I was writing a short, one-scene play back in high school, and one of the things I was trying to do is keep the details of these character’s experiences and lives as vague as possible, thinking that this would allow the audience to connect more with the characters because they could project further.
It didn’t work at all. The reality is that those character experiences and traits are what allow us to empathize and connect with them.
When a video game wants you to step in the shoes of their main character, they make a lot of decisions for you. In a lot of games, you’re playing as a character pre-existing, Link, Bayonetta, et cetera. The disjunct we feel between ourselves and the character doesn’t feel as strong because we know we aren’t being as expressed through the character. You’re not the character, you’re just playing as them.
But when you create your own character, this disjunct can creep through. This is because your choices, which are the expression of identity, are necessarily constrained by the designers. Not only your choices but your history. There is a very specific framework of identity and that is narratively and mechanically recognized in these games.
Fallout is a great example. As much as I enjoyed New Vegas, it’s pretty limited in its scope on US history and culture. There’s probably never going to be a Fallout game that has Black Panthers, or Indigenous movements, or queer communities. That is just not within the purviews of Fallout. It’s not going to explore those things.
My Fallout character’s identity is constrained by those purviews. There’s no affordance for expression outside of them. This isn’t an intrinsically evil thing by any stretch. I would argue it’s just a natural constraint of the medium. But so few games provide the playspace to express marginalized aspects of the self due to their pre-existing framework of expression. Hell, most games only let you express whether or not you want to act out violence and onto whom.

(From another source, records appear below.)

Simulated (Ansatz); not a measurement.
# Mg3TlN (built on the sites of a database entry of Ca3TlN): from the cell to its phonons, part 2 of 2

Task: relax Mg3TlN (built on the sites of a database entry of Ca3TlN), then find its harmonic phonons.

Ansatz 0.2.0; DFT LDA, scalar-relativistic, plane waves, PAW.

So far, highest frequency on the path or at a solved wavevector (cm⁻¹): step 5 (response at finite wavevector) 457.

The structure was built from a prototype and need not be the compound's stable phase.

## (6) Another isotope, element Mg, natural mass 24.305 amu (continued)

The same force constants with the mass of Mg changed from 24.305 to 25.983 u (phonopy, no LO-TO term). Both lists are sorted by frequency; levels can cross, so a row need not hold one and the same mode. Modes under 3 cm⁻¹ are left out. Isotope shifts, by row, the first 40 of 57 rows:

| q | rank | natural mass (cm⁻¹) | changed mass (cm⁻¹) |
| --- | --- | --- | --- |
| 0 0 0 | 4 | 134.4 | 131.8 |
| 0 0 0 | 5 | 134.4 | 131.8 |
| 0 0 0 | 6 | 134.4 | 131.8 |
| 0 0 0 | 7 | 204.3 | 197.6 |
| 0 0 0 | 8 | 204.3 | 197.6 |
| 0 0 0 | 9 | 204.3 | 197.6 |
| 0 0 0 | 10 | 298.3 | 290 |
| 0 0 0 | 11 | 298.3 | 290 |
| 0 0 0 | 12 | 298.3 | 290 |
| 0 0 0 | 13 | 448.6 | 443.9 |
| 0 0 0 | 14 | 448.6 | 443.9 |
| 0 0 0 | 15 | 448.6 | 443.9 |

As a counterpoint, I think Prey does something interesting. There’s something really cool about how it handles the player’s identity. Minor spoilers: You are playing as Morgan devoid of history and memory. Major spoilers for Prey: At the very end of the game, it’s revealed that you are Typhon-hybrid clone-thing of Morgan. You aren’t playing as Morgan, you are playing as something roleplaying as Morgan. The result is that the identity of Morgan is defined by your in-game actions, and not by their past.
I think there’s a similarity here with “movement” and mechanical based expression that you were talking about, Blacksentai. I’m able to connect further because my preferences and thoughts are expressed solely through the game’s systems, and importantly, they are expressions about the systems, and not any broader realm of morality, ethics, identity, love, personhood, or anything else.
This has all been lofty, and too wordy, and way too long, and I’m risking major derailing, so let me ground it. I feel this deeply. Most games that allow you to create a character are (quite literally) only skin deep. You can change the appearance of who they are, how they sound, maybe even tinker with ancillary parts of their past. But you can’t really make a lot of meaningful expression and customization in their personality and identity. And the experience of playing the game is similarly limited. There are just kinds of people you can’t be, and kinds of lives you can’t lead. You can try to find ways to represent them, but they usually won’t really take shape. They’re devoid of those personal lives, oddly flat, gesturing at a greater level of humanity, like the characters in my sophomoric play.
So… as for Cyberpunk 2077, while being able to change voices, pronouns, and so on is a step in the right direction, the world of Cyberpunk 2077 is constrained by the perspectives of the creators. And as a result, so is the range of expression within the game. There are going to be choices, lifestyles, identities that are just simply unavailable. There might be a huge range of backgrounds and identities that are represented in the world of Night City, but that range is not infinite. That’s how these games are. That’s a pill we’ve got to swallow. But what’s important is to be conscious, as players, critics, and designers alike, is that these systems have those blind spots. That the lives we express through these systems aren’t universal. And that we can do better.